Dumped, schmumped!
My first trip to Paris was my freshman year of college. I was a teaching assistant to my former French teacher, and we found a steal of a deal to Paris over spring break. I’m not sure how that even worked with 1999’s technology, but it happened. Good thing, too, because my boyfriend dumped me (again) a couple days before my trip. I remember sitting on that perfect-place-to-dump-someone park bench, thinking, “I. Have. To. Get. Out. Of. Here.” I wasn’t sure being in the City of Love was going to help or hurt the situation, but I was willing to risk it.
Stepping into the city for the first time, it was like “Boyfriend who?!” I had Paris! My heart skipped a beat marveling at the centuries-old perfection of Notre Dame. I literally got locked inside Père Lachaise Cemetery after paying my respects to my 70s dream hunk, Jim Morrison. I drank my sorrows away with wine out of a paper bag under the Eiffel Tower…which, incidentally, remains the only time I would consider intoxication feeling anything remotely close to “magical”.
At only 19 years old, France stole a piece of my heart.
No. Definitely no.
Since then, I have returned to France once or twice a year, I studied there twice, and I developed an intense infatuation with le midi. Every year, the frequency with which people ask, “So why don’t you live there?” increases. Each time, I see that same hint of wide-eyed surprise when my response is a fast and definite NO.
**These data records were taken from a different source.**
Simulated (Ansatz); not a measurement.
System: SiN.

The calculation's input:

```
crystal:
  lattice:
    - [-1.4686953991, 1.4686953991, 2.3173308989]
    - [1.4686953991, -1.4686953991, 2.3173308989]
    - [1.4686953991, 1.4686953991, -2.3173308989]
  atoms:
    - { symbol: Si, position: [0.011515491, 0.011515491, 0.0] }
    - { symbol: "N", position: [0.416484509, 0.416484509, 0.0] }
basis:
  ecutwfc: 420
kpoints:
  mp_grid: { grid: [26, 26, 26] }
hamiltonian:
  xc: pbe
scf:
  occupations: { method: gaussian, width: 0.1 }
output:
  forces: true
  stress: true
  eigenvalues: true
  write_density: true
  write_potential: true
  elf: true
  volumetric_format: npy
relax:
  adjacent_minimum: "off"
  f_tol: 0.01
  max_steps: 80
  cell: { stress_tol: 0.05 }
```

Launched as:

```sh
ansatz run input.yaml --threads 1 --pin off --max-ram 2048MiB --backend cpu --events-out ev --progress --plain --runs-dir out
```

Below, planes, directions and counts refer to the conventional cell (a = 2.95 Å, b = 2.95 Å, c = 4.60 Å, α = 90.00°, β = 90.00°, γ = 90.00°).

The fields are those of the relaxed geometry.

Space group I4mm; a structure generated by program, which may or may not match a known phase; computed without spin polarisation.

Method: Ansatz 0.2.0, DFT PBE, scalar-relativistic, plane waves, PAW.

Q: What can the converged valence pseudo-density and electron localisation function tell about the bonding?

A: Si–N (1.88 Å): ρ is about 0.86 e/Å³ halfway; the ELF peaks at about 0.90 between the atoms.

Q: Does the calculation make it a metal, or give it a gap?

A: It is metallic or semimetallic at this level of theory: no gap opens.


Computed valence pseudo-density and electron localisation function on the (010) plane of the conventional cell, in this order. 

I love where I live, but I’m not a nationalist. In fact, I don’t even think a “best country” exists. I’m not overly tied to a job, to a house, or even my family (we’re all mobile), and it isn’t out of fear that I won’t move to France. What, then, is it? Why won’t I pull the trigger and move to a place that stirs my soul with every visit?
The answer is simple: I want to keep the magic alive.
Maintaining a Bit of Mystery
My friends laugh and think it’s weird that my husband and I do our own laundry. I disagree. You gotta keep a bit of mystery, I tell them! I imagine that his running clothes smell like a Provençal lavender field, and he can imagine that my underwear are much, much newer and nicer than they actually are. This is how I treat France.
If I’m only a visitor, France’s dirty secrets aren’t revealed. The seedy underbelly of an entire culture is kept at bay, and in my ignorance lies my bliss. More accurately, it’s not ignorance, because I’m aware of (many of) France’s issues. It’s more a matter of being selective in what I experience and how I choose to experience it. Just a few examples:
-As a non-resident, I look at the incessant strikes and find them culturally fascinating–even cute!–but as a resident? Oh, putain!
-Visiting, I know I will soon return to the Land of Healthy(-ier) Lungs, but if I lived in France, I’d likely take to yelling at every smoker I saw about their infringement on my air and the affront to my senses. And if I yelled at every smoker, I obviously wouldn’t have time for a job, and I’d end up destitute, which really doesn’t fit my romantic view of The Motherland, now does it?
-The French have a centuries-old history of being pessimistic. As an American, I am almost inherently not. I tell my students that if cultures were pets, Americans would be Labradors! Despite it being sometimes ill-advised, or even foolish, I love that Americans are optimistic, and I want to guard that naïveté. (Although there are periods where our optimism is put to the test, and although we might not notice this quality on the daily, it truly is a hallmark of our culture.) An American friend who lived in France for a while told me when she left that she couldn’t handle the pessimism any longer; she started to feel it sink in, and she didn’t like how it changed her. She didn’t like how it changed how she felt about France.
A Modern Relationship
So I make a choice: I choose to let France court me. Every time I’m there, the country gets to take me on a new date, attempting to convince me that the beauty I see all around me in its places, its people, its customs and–oh, yes–in the food, are just the way France is, day in and day out. I can tell myself that France measures like Mary Poppins (“Practically perfect in every way“), and there’s magic in that belief. I choose to create a situation for myself in which France always gets to put its best foot forward, a situation where it can shine and only shine.
My relationship with France is like that old Patricia Kaas song, “Mon Mec à Moi” where she sings: il dit des mots menteurs / et moi je crois tout ce qu’il dit. France does lie to me, but only by omission, and like Patricia, I believe everything it says.